I'm spec'ing out a laptop for purchase through the new job. Related, I've got a bunch of decluttering and cleaning to do around my desk, so assembly of the new stuff is viable. There's probably 5 hours of organizing and cleanup work that needs to be done.
I'm also filled with a brainstorm of info for my current job's issues, with stuff I hope I'll be able to share on Monday or Tuesday (this is my last week of work there). And, I have another big brainstorm of stuff related to Sex Positive St. Louis, which is a new local organization I am becoming active in. I'm so excited about ideas I have to share, but I'm feeling squeezed for time to get them written up and sorted out.
Daniel and I got our bed frame (from years ago) reassembled today and the bed back on it. That was quite a task, as it's a king size, and we hadn't had the strength to wrestle it until recently. That bed frame was among the first real wood furniture we purchased after getting married, and it has lots of lovely memories of our first home and the beautiful days before he fell ill. So I am beyond thrilled to have it back, set up, and looking beautiful in our bedroom again. It's a simple arch and bars design, and a gorgeous wood that glows in the afternoon light. And it matches the rest of the bedroom set. :)
I was squeeeing all afternoon. Hell, even my cat is squeeing!! He has spent almost the entire rest of the day curled up on it, blissfully rolling around, and snuggled in happier than any other recent day. I think he remembers it and I think he missed it too.
Setting up the bed frame was the final step I needed to feel "moved in." It got taken down years back when we thought we were moving across the country, and then we decided to stop in St. Louis for a year or two... seven years later, I've been in the same rental house for three years and have declared I'm staying put. So the bed frame is finally reassembled and I'm HOME. It's such a profound and quietly deep sense of completion.
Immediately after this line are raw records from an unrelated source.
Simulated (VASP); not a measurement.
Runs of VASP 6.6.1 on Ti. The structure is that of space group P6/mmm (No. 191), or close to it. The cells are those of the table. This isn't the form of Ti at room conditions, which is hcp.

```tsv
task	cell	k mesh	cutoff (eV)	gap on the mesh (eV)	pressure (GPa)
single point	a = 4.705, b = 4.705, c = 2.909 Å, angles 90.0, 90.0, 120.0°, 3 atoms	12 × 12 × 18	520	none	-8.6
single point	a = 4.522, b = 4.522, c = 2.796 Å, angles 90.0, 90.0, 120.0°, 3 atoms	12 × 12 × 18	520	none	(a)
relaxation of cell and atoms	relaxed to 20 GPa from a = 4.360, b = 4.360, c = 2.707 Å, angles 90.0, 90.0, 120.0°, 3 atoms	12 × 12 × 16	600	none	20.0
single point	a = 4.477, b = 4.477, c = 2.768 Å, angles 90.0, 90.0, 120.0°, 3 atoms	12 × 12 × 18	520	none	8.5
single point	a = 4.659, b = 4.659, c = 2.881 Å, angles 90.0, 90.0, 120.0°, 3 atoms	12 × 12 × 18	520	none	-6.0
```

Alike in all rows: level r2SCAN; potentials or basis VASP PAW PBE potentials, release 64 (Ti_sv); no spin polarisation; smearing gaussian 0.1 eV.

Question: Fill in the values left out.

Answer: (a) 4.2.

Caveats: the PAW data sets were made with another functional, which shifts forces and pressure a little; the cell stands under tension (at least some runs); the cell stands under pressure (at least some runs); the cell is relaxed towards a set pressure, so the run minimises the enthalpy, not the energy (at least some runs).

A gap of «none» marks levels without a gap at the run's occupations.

With the upcoming job change and all it means for my career and growth, I really feel like my life is getting back on track to where it should be. I've learned a few important things at my short-term job, and I don't regret taking it. And, I am already ready to move on. My mood is stable and happy, and I'm enthusiastic about life again. I'm done grieving the job loss in January, and although I miss the people, I see what's next for my career path and it's so exciting that I am totally ready to dive in.